Borrowing and Ownership

I finally got around to writing up some thoughts on @safe borrowing and ownership in D. I didn't spend nearly enough time on this post, so the details of this proposal might not be optimal yet, and it is likely to miss a few details. The TLDR is that `scope` pointers and built-in references should behave like Rust borrowed pointers. (Except lifetimes will be tracked through function calls and data structures a lot less precisely, at least initially.) The meaning of `T*` should not change from what it is today.

First, note that even though there is a lot of confusion around this, `@safe` is currently not inherently broken. It provides memory safety (modulo implementation bugs in the compiler). The problem we want to solve is that @safe code does not support exposing direct references into the guts of data structures that use memory management schemes other than tracing GC. @trusted is currently broken, however (see further below in this post).


Basic assumptions:
- We want to start with simple rules that ensure memory safety of slightly more expressive @safe code instead of comprehensive ones that ensure both safety and very high expressiveness. (I have more ambitious ideas than what I discuss here, but I doubt those are realistic for D right now.)
- With DIP 1021 accepted, `scope` is headed to mean controlled lifetime without mutable aliasing. (`ref` implies `scope`).
- Tracing GC is a successful way to write @safe programs and should be continued to be supported as an option.

In particular, @live is a dead end, because:
- It either provides no guarantees or it breaks memory safety of @safe code.
- It wants to change the meaning of `T*` based on a function attribute.
- It breaks D programs that want to use the GC.

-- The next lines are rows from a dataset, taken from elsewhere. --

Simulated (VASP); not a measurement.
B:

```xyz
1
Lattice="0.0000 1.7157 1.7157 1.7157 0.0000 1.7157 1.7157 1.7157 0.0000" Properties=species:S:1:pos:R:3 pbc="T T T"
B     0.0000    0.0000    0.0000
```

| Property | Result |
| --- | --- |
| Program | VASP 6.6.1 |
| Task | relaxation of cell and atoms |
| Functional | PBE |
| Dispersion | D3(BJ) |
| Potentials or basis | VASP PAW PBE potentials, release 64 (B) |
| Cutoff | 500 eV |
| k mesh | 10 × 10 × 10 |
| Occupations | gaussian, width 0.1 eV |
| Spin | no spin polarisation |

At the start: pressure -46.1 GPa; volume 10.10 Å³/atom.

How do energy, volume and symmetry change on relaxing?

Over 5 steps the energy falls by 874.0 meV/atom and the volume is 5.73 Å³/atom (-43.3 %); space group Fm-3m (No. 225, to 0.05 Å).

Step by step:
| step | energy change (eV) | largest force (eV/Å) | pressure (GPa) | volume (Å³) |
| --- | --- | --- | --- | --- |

The next steps should instead be roughly as follows:

Clarify the meaning of `T*` in impure `@safe` code:

- A non-`scope` built-in pointer in impure `@safe` code points to a value whose lifetime (e.g. a GC pointer or a pointer into the data segment) and unrestricted aliasing. The same holds true for non-`scope` class references. This is true today, but should be explicitly stated in the language specification to prevent confusion.

- In @system code, `T*` is a pointer with arbitrary lifetime, and @trusted code needs to ensure @safe code cannot access a `T*` whose lifetime may be less than the last possible time that @safe code might access the pointer.

Improve `@trusted`:

- The problem with `@trusted` is that it has no defense against `@safe` code destroying its invariants or accessing raw pointers that are only meant to be manipulated by `@trusted` code. There should therefore be a way to mark data as `@trusted` (or equivalent), such that `@safe` code can not access it.

Change the meaning of `scope`:

- `scope` should apply to all types of data equally, not only built-in pointers and references. The most obvious use case for this is @safe interfacing with a C library that exposes handles as structs with an integer field but specifies undefined behavior if those handles are mismanaged. Not everything that is a manually-managed reference to something is a built-in pointer or reference.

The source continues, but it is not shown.